Subject: Re: application architecture for UI (Ex: Re: Is LISP dying?)
From: Erik Naggum <erik@naggum.no>
Date: 1999/07/25
Newsgroups: comp.lang.lisp
Message-ID: <3141890244101266@naggum.no>

* joswig@lavielle.com (Rainer Joswig)
| How do you know people don't use CLIM for their design and abstract work?

  I'm asking _you_, Rainer, because the incessant whining strongly implies
  that if you can't have it all (for free, to boot), you can't use _any_ of
  it, which I have learned to recognize as the identifying mark of losers.
  your getting so damn defensive about all this keeps telling me something
  about CLIM that I really didn't want to know.

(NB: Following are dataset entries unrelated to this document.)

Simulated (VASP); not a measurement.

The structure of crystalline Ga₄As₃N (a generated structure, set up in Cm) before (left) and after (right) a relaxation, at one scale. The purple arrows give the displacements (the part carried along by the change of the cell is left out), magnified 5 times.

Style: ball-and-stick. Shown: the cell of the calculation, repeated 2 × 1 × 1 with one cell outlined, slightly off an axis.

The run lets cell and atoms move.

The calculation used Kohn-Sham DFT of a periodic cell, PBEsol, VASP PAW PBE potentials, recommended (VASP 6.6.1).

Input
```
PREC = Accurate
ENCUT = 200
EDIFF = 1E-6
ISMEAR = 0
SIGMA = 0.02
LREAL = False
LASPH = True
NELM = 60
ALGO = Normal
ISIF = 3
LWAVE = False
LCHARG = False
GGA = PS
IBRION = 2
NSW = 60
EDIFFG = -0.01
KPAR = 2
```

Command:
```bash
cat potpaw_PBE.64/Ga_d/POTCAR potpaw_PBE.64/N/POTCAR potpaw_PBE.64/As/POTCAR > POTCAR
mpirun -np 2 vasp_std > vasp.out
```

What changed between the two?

  in less than a week, most of which was spent nosediving into manuals and
  specifications, I implemented a very small Emacs read-eval-redisplay loop
  and multiple buffers and a bunch of non-trivial stuff, which used CLIM to
  update the display automagically and all.  I found that CLIM made a whole
  lot of stuff real easy, that it caused an enormous amount of X traffic,
  that its redisplay code was horribly slow, and I needed to get below CLIM
  to get control of the stuff that an Emacs would need.  it couldn't cover
  my needs and disappointed me greatly, but I readily admit that Emacs is a
  bad test case and that I didn't have a chance to play much with it at the
  time.  now that Franz Inc supports CLIM for Linux, maybe I can get back
  to play with it, but it seems to depend very heavily on a particular
  MOTIF implementation (even though I have full access to the entire MOTIF
  source base, I never got building it for Linux to complete successfully).

#:Erik
-- 
  suppose we blasted all politicians into space.
  would the SETI project find even one of them?